Doesn’t scale to multiple Cluster nodes: This design does not scale to multiple nodes in a Cluster, yet that’s exactly what you want to design towards; future-proof and universally scalable transformations that run on a single Server just as they spread across multiple nodes.

Do these troubles ring a bell? I bet they do.

Data Partitioning Helps Scale Properly

Let’s look at Data Partitioning, a feature introduced in CloverDX Server Corporate version 4.2 and Cluster. It’s an elegant answer to the above issues for performance scaling.

Finally, using Data Partitioning to run a slow component in 8 times parallel

With Data Partitioning, you don’t create additional branches. Neither do you have to jump to a completely different design philosophy, convert to a different job type, use add-ons or even a different engine.

You simply specify the number of instances you want a particular component or bunch of components to spawn. That’s it. In the background, CloverDX will start multiple workers to handle the operation in parallel for you.

The beauty lies in the simplicity of changing the level of parallelism and keeping the transformation clean without duplicating components and their configurations.

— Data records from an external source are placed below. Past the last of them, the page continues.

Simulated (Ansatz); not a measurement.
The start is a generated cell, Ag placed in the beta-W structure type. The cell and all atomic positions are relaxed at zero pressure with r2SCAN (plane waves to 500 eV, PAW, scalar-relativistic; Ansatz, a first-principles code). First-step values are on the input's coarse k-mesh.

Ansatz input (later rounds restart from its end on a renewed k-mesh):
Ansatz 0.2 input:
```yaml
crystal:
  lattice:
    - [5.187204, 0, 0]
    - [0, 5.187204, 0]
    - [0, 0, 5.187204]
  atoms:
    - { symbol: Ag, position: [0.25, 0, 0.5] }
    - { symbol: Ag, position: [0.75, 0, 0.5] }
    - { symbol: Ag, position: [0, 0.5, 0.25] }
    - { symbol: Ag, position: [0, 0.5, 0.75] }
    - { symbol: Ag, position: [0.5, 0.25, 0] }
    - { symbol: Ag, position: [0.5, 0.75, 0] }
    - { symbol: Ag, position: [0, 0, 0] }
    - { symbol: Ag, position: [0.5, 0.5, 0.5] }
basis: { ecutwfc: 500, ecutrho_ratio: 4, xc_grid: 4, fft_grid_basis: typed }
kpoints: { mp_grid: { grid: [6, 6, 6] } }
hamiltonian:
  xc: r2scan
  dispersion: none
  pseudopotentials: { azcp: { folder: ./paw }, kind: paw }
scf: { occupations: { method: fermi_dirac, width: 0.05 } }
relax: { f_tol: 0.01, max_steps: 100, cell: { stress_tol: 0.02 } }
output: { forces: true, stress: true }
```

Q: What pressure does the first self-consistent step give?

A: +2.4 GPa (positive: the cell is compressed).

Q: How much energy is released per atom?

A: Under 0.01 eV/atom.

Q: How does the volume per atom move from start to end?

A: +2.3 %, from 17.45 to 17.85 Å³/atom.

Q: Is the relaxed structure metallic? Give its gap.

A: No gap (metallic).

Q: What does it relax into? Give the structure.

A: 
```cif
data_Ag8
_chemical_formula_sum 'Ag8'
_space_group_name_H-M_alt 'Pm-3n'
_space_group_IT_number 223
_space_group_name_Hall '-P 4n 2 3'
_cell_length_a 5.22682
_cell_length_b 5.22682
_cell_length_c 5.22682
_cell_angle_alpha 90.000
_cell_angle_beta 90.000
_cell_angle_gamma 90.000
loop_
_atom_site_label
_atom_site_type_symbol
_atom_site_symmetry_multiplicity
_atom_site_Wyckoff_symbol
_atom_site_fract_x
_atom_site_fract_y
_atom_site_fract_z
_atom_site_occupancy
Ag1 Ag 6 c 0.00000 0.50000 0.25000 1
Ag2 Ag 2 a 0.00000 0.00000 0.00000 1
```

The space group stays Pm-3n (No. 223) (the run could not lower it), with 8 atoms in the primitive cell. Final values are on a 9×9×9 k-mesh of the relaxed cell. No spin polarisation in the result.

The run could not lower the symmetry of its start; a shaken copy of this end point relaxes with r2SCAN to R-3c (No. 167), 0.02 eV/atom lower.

Advantages of Data Partitioning

Data Partitioning actually solves performance scaling issues on multiple fronts:

Clean design, no duplication. You configure all operations only once, no need to meticulously change a parameter in all components every single time
Scales to Cluster. Transformations designed in this way require no additional modifications, either in configuration or actual design, if you decide to deploy them on a multiple node Cluster. All Cluster controls for spanning transformations across multiple nodes are fully compatible with Data Partitioning.
Maximize use of available hardware: Such an easy way of running operations in parallel will leave you wanting to design transformations that utilize the most of your computing platform.
Finish within your processing time window. As data volume obviously grows almost daily, days remain only 24 hours long no matter what. Increasing performance is a must and data partitioning can help you squeeze out the extra performance.
Dynamically control number of workers: You can use a standard parameter to set the number of workers for a component dynamically, let’s say in a parent jobflow. A bit niche use, but still, might prove quite useful.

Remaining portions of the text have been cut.